EV battery startup Our Next Energy, which is investing $1.6 billion in a new plant in suburban Detroit, said it expects to get the $35 credit for cell production, the $10 credit for module production and the 10 percent credit for costs incurred building electrode active materials.

"The opportunity is truly massive," said Deeana Ahmed, chief strategy officer for Our Next Energy. "These incentives are really fueling our ability to scale manufacturing over the next 10 years."

Automakers also are expected to benefit from 45X, though it remains to be seen whether the credits are used to lower EV prices for consumers.

In a third-quarter earnings call in October, Ford CEO Jim Farley estimated that a combined available tax credit for Ford and its battery partners in 2023-26 could total more than $7 billion, with a "large step up in annual credits" starting in 2027 as battery plants ramp up to full production.

However, the Alliance for Automotive Innovation is seeking clarity from Treasury to ensure that companies making or assembling the final battery component installed on the vehicle — whether a pack or module — are eligible for the $10 credit.

Giving the module credit to the manufacturer that installs the battery in the vehicle will "increase the likelihood that the 45X credit will be passed along to consumers," the group, which represents Ford and other major automakers, said in recent comments to Treasury.

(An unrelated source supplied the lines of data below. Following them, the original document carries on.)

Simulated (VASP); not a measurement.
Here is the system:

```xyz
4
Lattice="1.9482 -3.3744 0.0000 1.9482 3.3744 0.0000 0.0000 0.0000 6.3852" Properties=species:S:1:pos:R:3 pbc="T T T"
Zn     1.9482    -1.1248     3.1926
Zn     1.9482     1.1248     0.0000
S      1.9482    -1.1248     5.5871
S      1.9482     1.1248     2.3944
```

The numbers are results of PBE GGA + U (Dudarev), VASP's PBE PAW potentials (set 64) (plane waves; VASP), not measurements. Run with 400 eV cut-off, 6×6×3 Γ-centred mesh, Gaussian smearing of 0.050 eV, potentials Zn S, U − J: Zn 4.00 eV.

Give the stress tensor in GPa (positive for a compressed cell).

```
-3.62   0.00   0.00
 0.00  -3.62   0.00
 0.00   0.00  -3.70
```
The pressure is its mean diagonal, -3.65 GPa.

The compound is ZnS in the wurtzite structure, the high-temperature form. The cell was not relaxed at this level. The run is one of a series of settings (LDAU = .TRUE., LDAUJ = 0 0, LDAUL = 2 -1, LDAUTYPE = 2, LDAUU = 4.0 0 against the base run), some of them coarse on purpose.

An analysis by Energy Innovation and the International Council on Clean Transportation found that on average over the 2023-32 period, the 45X tax credit could reduce light-duty EV purchase costs by up to $2,900 depending on how much of it is passed on to consumers in the form of reduced upfront prices.

Conrad Layson, senior alternative propulsion analyst at AutoForecast Solutions, is not so optimistic.

"Part of me says that prices will rise and adjust simply because of the ways the laws of demand work," he said. If a company has battery components or critical minerals that are compliant with Inflation Reduction Act rules, "that's worth something at a premium."

It also depends on supply chain resilience, said Nathan Niese, associate director of electrification and climate change at Boston Consulting Group.

"With a whole new set of demand coming in — faster than otherwise might have been naturally expected — can the supply chains keep up?" he said. "If they can't, then you have a supply shortage, and it only takes one or a subset of materials to drive prices up on batteries again."

Republicans also worry that the credit is essentially a runaway train for companies that, despite building battery plants in the U.S., still might be reliant on China.

"The Biden administration clearly didn't consider the fact that it takes nearly a decade to permit a mine to extract the minerals needed to make electric vehicles, forcing businesses to look to China for these raw materials," Sen. Shelley Moore Capito, R-W.Va., said in a statement to Automotive News.

Building up battery manufacturing and the processing, refining and recycling plants needed to complete a domestic supply chain all come with similar timelines, she added, "without which, we remain dependent on China for each individual link."

While provisions such as 45X aim to foster a domestic EV supply chain in the U.S., China still dominates the processing and refining of key battery minerals.

"A legitimate question," George Mason's McDaniel pointed out, "is are we trading dependence on oil for dependence on critical minerals that we just don't have here?"

As one auto industry executive put it: "It's not like suddenly we're going to have mines that we can tap into and refining that can be done. It's just not going to happen quickly, and China is always going to be able to undercut anybody else's mining and processing because — let's face it — they don't have high environmental standards."

The executive, who was not authorized to comment publicly on the matter, said 45X might create a lot of battery plants but not necessarily "all the stuff that goes into them."

David Schwietert, chief policy officer at the Alliance for Automotive Innovation, said the production credits will help reduce U.S. reliance on China, but it won't happen overnight.

"There's no question," he said. "China has a 10- to 15-year head start on the U.S."

Leilani Gonzalez, policy director at Zero Emission Transportation Association, agreed.

"Folks are quite aware of where the U.S. is facing challenges and opportunities to expand domestic manufacturing operations, particularly EV batteries," she said. "They're right to say that it is going to take time. But it's either we do nothing and we lose the race, or we do everything we can to build it up as quickly as we can. I'm supportive of the latter."